Hat fraud! Also, you get to think about Margaret Hamilton, which is something you should probably do more7. Sale of Wicked Witch’s Hat from “Wizard of Oz” Sparks Fraud Lawsuit

This is why one of my top safety tips is “don’t get caught in Herculaneum during the eruption of Mt. Vesuvius in 79 CE. Follow me for more useful tips!! How a Volcanic Eruption Turned a Human Brain Into Glass

The gist of this article appears to be “we’re doing irony again lads!! (negative)” I’m not sure I agree that the exhausted, mirthless “lol” appended to everything means we’re scared to show a sincere emotion; I was there when irony was declared dead after 9/11 and I don’t think the current moment is the same as either the period before or after that. It’s a valid line of inquiry - I just don’t think I arrive at the same end point as the author does. The End of Seriousness

But what about food? Is food unserious now? I haven’t been to a restaurant in ages, other than one special occasion when we went to a sort of chain barn of Italian food8 but they aren’t going to be changing their menu to adhere to a trend. So this article is what I have to go on. Everything Sucks. At Least There Are Jalapeño Poppers

Big Religion discomfits me, evangelical Christianity moreso than most, and I don’t know if this is the heartwarming story it thinks it is, entirely - but if you’d like to see one man’s journey, via his love for his son, to welcoming gay people at his megachurch, here you have it. You also have periods between the letters of LGBTQ, which grated on me more than it honestly should have. My Father Was a Conservative Evangelical Pastor. Then I Came Out

Climate change is hell and everything but this essay makes the correct point that even when you know something (e.g., flamingos showing up in your non-tropical backyard) is a portent of doom, it’s sometimes hard to be as appalled and horrified as you should be because it’s beautiful. When Flamingos Came to the Chesapeake

Some of this is terrific and true and sounds like a lot of fun, but some of it sounds intensely tone-deaf and entitled. Ask a cab driver to take you to their mom’s house so she’ll wind up cooking you a meal? Crash a wedding?? He says no one has ever objected in his many years of doing these things but I have to assume they were just being too polite to tell him to mind his business, or too shocked at how he thought it was fine to just walk into other people’s lives to object. Also, I can guarantee him that no one who is or is read as a woman, or people in various marginalized identities, are going to sign up to be taken to a mystery location by someone they just met. 50 Years of Travel Tips

This is partly about raw milk fans, partly about tradwives (that Venn diagram approaches a circle), and partly about the popularity graph of faux milks. I have milk opinions, I spent a lot of time at my grandma’s dairy farm growing up (and the guy who said “fewer people would be into raw milk if they had ever been within 10 feet of a cow” is correct). Anyway, I think the article should have picked one focus, since I felt like I didn’t quite get enough depth on any of the three topics, but who asked me? Got Weird? Milk Is Headed for Its Strangest Year Yet

This one might feel like a downer - it’s about community suicide prevention, particularly queer and trans communities - but I feel it’s hopeful and useful. As things get worse, we need to make sure everyone stays with us, since we need all of us. These are good tips as to how to help your friends and communities when the situation arises. And, not for nothing, as someone who has benefitted from this type of intervention in the past, thinking about how to help someone else always redirects me away from myself (which is useful in the moment, too). We Must Live For Each Other

Tunes I’ve been listening to lately

HEY HERE’S A SONG THAT’S TIMELY EVEN THOUGH IT’S 7 YEARS OLD, AT WHICH TIME IT WAS ALSO TIMELY

I hate that I always have to check now to find out if any famous woman of a certain age (the age is “broadly Gen-X”) has TERFishness problems, but I think Dar Williams is in the clear? Anyway, an old high school chum made all the friends a tape that had a lot of Dar Williams on it, which I relistened to recently; this song might be the most firmly lodged in my head.

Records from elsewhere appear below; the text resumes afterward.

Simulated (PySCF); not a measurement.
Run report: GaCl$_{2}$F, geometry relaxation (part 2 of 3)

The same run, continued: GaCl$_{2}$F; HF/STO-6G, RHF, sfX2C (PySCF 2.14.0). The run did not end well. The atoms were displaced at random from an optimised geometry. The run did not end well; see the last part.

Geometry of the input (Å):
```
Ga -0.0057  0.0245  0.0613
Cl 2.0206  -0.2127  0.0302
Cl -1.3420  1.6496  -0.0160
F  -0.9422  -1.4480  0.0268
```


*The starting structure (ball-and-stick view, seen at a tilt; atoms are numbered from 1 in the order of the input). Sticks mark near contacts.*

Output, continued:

Another tape, another song; this tape didn’t have a track list (side note: why?? writing out the track list and creating a cover were two of the big joys of making tapes! come on, older sister of my internet friend who made this tape!!) so it took until today for me to find out who this song was even by.

This month’s top 5: little rules for myself

Someone online asked people to post 5 rules for themselves, and I like that; I definitely live by little personal rule sets. I have to amend what I posted originally, though, I’ve thought of some better ones. Also, these are rules for me but I occasionally wish they were rules for other people too.

  1. The old saw: Use it up, wear it out, make it do, or do without. Wasting anything (which includes throwing it out before you’ve wrung every scrap of utility from it) is one of my highest crimes.

  2. Don’t be a baby: don’t whine, don’t make your problem someone else’s problem, don’t fuss about something that you can actually just put up with and get on with (and here I mean like a headache, not like bad things happening to people who are not you, obviously).

  3. Guilty pleasures don’t exist: ok, there are definitely some things you should feel guilt about taking pleasure in - if it harms someone else, please be wracked - but if you like a mass market pop song or a tv show that doesn’t challenge you or a movie that got panned, who cares! You’re allowed to like it without having to perform guilt, even to yourself, about it!

  4. Time is fake: did we or did we not all live through 2020? Time is definitely fake. A lot of things are fake! “Productivity” is fake. Money is fake (although we all definitely still NEED it to exchange for goods and services). Most of what most of us do for a living is fake! And by this I mean, it only exists because someone made it up. It is the way that it is because someone decided it should be that way. It doesn’t automatically deserve respect or a place of primacy in your thoughts.

  5. Other people do notice, actually, but it doesn’t matter: okay, this one might be controversial. You know when you’re having some kind of anxiety over how you’ll be Perceived, or if your new haircut looks bad, or whatever, and your friend or your mom or your inspirational poster says don’t worry, no one will actually notice? No one’s paying attention? I guess that’s kind of true, but also it’s not. You’ve noticed other people when they’re looking or acting weird, right? Of course you have. So have I. But the thing is this: it doesn’t matter. So what if some stranger doesn’t like your hat? Their opinion is irrelevant!

Come to think of it, 80% of these rules could be distilled down to “it doesn’t matter!” I think that’s worth considering, honestly - your concerns may be founded, your suspicions may be correct, but it doesn’t matter. You can be right and still not eat yourself up about it.

Okay! Time to go back to scrolling through the stories of people being disappeared for having wrong opinions and locked up in ICE prisons for doing tourism wrong and threatened with jail for not buying a luxury car! I feel so good all the time, my stress levels are very normal!

1 i’m going to laugh so hard the first time i see money with his goofy face on it

2 this thought surfaces on days when i’ve called, emailed, filled out forms for, or heard back from a bunch of people and i’m feeling very accomplished and flush with information

3 this thought, by contrast, is for when i think about what is left to do, and also just a lot of the time unrelatedly

4 the other thing is that our boiler is still leaking water and all the attempts to fix it have come to naught. but at least it still heats the house

5 yes, at last, thank god

6 the answer appears to be “with communism”

7 she got badly burned on the wizard of oz! she went on mr rogers to remind kids she was not actually evil and it was just a costume! she might have been gay?

8 which nonetheless has a french name??